Does anyone know how to perform a bicubic spline interpolation in Python?

Question

The bicubic spline interpolation is an extension of cubic spline for interpolating on a 2D regular grid. The interpolated surface is smoother than corresponding surfaces obtained by bilinear interpolation.

Does anyone have already the corresponding function that enables such an interpolation?

Here is the beginning of the code:

def bicubicspline_interpolation(x, y, points):
'''Interpolate (x,y) from values associated with four points.

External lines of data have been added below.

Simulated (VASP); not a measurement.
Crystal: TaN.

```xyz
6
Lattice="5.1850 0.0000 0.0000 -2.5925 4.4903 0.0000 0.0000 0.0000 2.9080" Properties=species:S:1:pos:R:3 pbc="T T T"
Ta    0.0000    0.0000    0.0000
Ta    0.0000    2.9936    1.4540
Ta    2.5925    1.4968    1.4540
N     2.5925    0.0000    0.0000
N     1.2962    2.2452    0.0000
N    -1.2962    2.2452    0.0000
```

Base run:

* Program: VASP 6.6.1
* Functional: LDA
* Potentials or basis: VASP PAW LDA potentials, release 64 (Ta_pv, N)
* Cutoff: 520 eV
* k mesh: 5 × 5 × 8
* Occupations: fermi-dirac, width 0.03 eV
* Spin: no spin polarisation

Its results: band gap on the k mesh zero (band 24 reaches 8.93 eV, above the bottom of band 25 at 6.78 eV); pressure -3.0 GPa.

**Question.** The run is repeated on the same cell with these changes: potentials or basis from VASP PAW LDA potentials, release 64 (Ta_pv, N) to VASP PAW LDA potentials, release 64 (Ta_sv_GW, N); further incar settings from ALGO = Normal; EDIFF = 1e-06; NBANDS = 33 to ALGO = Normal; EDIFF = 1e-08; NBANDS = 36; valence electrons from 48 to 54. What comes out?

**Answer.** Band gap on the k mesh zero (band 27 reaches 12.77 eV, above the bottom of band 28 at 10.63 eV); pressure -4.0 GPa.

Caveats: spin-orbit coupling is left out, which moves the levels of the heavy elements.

The four points are a list of four triplets:  (x, y, value).
The four points can be in any order.  They should form a rectangle.

    >>> bilinear_interpolation(12, 5.5,
    ...                        [(10, 4, 100),
    ...                         (20, 4, 200),
    ...                         (10, 6, 150),
    ...                         (20, 6, 300)])
    165.0

'''
# See formula at:  http://en.wikipedia.org/wiki/Bicubic_interpolationon

points = sorted(points)               # order points by x, then by y
(x1, y1, q11), (_x1, y2, q12), (x2, _y1, q21), (_x2, _y2, q22) = points

if x1 != _x1 or x2 != _x2 or y1 != _y1 or y2 != _y2:
    raise ValueError('points do not form a rectangle')
if not x1 <= x <= x2 or not y1 <= y <= y2:
    raise ValueError('(x, y) not within the rectangle')



value = 

return value

Any help please?

Thank you!

a

Answer 1

As @Will pointed out, scipy has some interpolation function. Check out griddata, as it has cubic interpolation. I just came up with a little example.

import numpy as np
from scipy.interpolate import griddata
import matplotlib.pyplot as plt

def func( x, y ):
    return np.sin(x*12.0)*np.sin(y*20.0)

points = np.random.rand(1000, 2)
values = func(points[:,0], points[:,1])

grid_x, grid_y = np.mgrid[0:1:100j, 0:1:200j]
grid_z = griddata(points, values, (grid_x, grid_y), method='cubic')

plt.imshow(grid_z.T, extent=(0,1,0,1), origin='lower')
plt.scatter(points[:,0], points[:,1], c='k')

plt.show()

Answer 2

At the risk of not answering your question directly, you may want to look into scipy interpolate functions. SciPy and family is usually a good idea for this sort of processing.

Answer 3

Take a look at the method found in 'Numerical Recipes in C++' under 'Higher Order Smoothness: Bicubic Interpolation'. Watch the indices on the derivative formulas, some should start at 1 not 0 and could cause a division by zero when evaluated at a control point. The grid here needs to be rectangular but the width and height do not need to be the same. The matrix listed is correct. I was able to produce the following interpolation (sans rendering) in 3 micro seconds.